Tuesday, October 9, 2012
So there's this killer apartment-share on the 38th floor of a high rise just outside of Waikiki that I've applied for & today the girl sent me a follow up text to tell me it's looking like a move-in date of early December & that I was her first pick for the room. DUDE. How fucking amazing would that be?
Oh, I might've forgotten to mention that I got a promotion at work & they're going to be moving me onto the architecture side! The amazing part is that they're willing to take the time to teach me the new cadd program & let me explore with 3D programs. This is seriously a mind-blowing opportunity that no one else would ever even think about giving me. So obviously I have to take it, which means I'll be out here for another year or two. Two max, I think. But who knows where I'll end up.

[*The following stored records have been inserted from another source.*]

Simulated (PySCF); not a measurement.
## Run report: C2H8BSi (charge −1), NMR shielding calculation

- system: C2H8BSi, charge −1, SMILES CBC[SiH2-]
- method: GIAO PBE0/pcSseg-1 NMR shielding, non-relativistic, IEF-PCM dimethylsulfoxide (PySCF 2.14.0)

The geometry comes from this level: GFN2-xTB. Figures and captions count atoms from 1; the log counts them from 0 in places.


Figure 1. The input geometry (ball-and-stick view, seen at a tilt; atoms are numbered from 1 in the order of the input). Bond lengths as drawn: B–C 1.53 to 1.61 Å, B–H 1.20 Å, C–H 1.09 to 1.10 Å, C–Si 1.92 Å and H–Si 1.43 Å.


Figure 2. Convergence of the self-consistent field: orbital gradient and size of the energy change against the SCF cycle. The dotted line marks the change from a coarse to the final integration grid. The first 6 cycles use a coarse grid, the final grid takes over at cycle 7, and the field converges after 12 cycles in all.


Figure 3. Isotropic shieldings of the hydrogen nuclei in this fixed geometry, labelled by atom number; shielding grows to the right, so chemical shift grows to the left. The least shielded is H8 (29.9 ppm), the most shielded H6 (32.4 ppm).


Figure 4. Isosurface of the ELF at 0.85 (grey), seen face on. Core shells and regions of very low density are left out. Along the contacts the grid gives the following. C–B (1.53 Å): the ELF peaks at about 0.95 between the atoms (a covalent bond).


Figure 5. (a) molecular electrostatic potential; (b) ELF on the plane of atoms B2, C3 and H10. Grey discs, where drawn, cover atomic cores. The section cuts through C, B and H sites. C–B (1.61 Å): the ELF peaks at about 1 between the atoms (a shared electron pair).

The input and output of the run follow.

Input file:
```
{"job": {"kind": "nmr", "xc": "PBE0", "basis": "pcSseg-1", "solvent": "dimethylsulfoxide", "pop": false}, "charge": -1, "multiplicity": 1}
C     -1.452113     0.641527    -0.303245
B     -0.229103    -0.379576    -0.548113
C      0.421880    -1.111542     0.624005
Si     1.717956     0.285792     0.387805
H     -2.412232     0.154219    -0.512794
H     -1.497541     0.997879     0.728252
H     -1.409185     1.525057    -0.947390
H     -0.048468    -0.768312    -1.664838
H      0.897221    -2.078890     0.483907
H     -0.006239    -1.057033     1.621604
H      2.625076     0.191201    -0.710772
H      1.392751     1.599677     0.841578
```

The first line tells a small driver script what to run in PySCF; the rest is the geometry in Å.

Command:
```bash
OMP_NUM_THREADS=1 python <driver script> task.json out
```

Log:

Things are really great with David. I think we're really enjoying our time together that we have. I try not to think too much about him leaving at the end of the year because it really just breaks my heart. I know it's for the best (what's best for him is in SF, what's best for me is here in HI), but man it blows. I think I've really fallen for him, & in a very different way than I've ever experienced. Compared to the other relationships I've had.. I don't know how to describe it without rambling, but this one feels real, & healthy, & I feel like this is exactly the kind of relationship that I've been looking for. You know, without the him leaving & who knows when I'll ever see him again part. Hah, but seriously, he's exactly what I've been looking for. This is going to be a hard one to let go.
I guess on the plus side, I won't be empty-handed. After he leaves I can try to fill that big empty gap in my chest with cadd drawings & a new apartment. I hate that I won't be able to share all that new excitement & happiness with him though. I'm ranting in circles now. But that's how it feels. It's bittersweet, & happy & sad.
Anyway, monumental changes are coming!